Get the id of the currently bound texture object?

Hiya. I’m trying to find a function that will let me know the currently bound texture object.

I found the following description in the OpenGL 3.2 specification. I was expecting a simple glGetInteger function, not a glGetIntegerv function. I’m only looking for one value: the value of the texture object currently bound to the active texture unit. Why is it threatening to supply 48* x 3 unsigned integers? (Perhaps it returns the ids of the textures bound to every texture unit? And 48 is the minimum number of texture units? (seems a lot) and even then why the ‘3’?)

Type: 48* x 3 x Z+
GetCommand: GetIntegerv
Minimum Value: 0
Description: Texture object bound to TEXTURE_xD

Any help with understanding this would be very much appreciated. Thanks for looking.

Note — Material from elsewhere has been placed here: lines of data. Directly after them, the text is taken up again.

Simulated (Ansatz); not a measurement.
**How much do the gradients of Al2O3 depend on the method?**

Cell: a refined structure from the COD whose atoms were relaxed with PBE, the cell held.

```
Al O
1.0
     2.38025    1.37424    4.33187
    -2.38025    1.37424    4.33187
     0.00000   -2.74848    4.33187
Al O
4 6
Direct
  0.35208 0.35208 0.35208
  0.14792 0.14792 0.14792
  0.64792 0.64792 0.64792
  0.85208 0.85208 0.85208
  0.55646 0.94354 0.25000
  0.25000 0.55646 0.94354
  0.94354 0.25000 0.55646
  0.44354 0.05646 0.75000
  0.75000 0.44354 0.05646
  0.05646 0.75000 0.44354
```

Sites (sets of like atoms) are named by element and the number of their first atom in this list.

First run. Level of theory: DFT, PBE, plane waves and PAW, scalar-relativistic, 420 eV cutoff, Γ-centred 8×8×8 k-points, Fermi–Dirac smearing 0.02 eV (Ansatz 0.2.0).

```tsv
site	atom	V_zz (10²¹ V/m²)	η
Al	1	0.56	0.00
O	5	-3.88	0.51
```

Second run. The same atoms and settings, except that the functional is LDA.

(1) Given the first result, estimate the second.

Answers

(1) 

glGetBooleanv, glGetDoublev, glGetFloatv, glGetIntegerv - return the value or values of a selected parameter


These four commands return values for simple state variables in GL. pname is a symbolic constant indicating the state variable to be returned, and params is a pointer to an array of the indicated type in which to place the returned data.

Type conversion is performed if params has a different type than the state variable value being requested. If glGetBooleanv is called, a floating-point (or integer) value is converted to GL_FALSE if and only if it is 0.0 (or 0). Otherwise, it is converted to GL_TRUE. If glGetIntegerv is called, boolean values are returned as GL_TRUE or GL_FALSE, and most floating-point values are rounded to the nearest integer value. Floating-point colors and normals, however, are returned with a linear mapping that maps 1.0 to the most positive representable integer value, and -1.0 to the most negative representable integer value. If glGetFloatv or glGetDoublev is called, boolean values are returned as GL_TRUE or GL_FALSE, and integer values are converted to floating-point values.


params returns a single value, the name of the texture currently bound to the target GL_TEXTURE_2D. The initial value is 0. See glBindTexture.

So basically as I understand it you only have to supply an array of the size you expect to get back. In this case a single value.

Frankly, unless there is some overriding reason why, it’s always going to be quicker to keep track on the client side, rather than use glGet commands. They are slow, and should certainly not be used in production code which is required to run efficiently.

Cool, thanks for the tip. I’ll give that a go (keeping track on the client side). Sounds much better.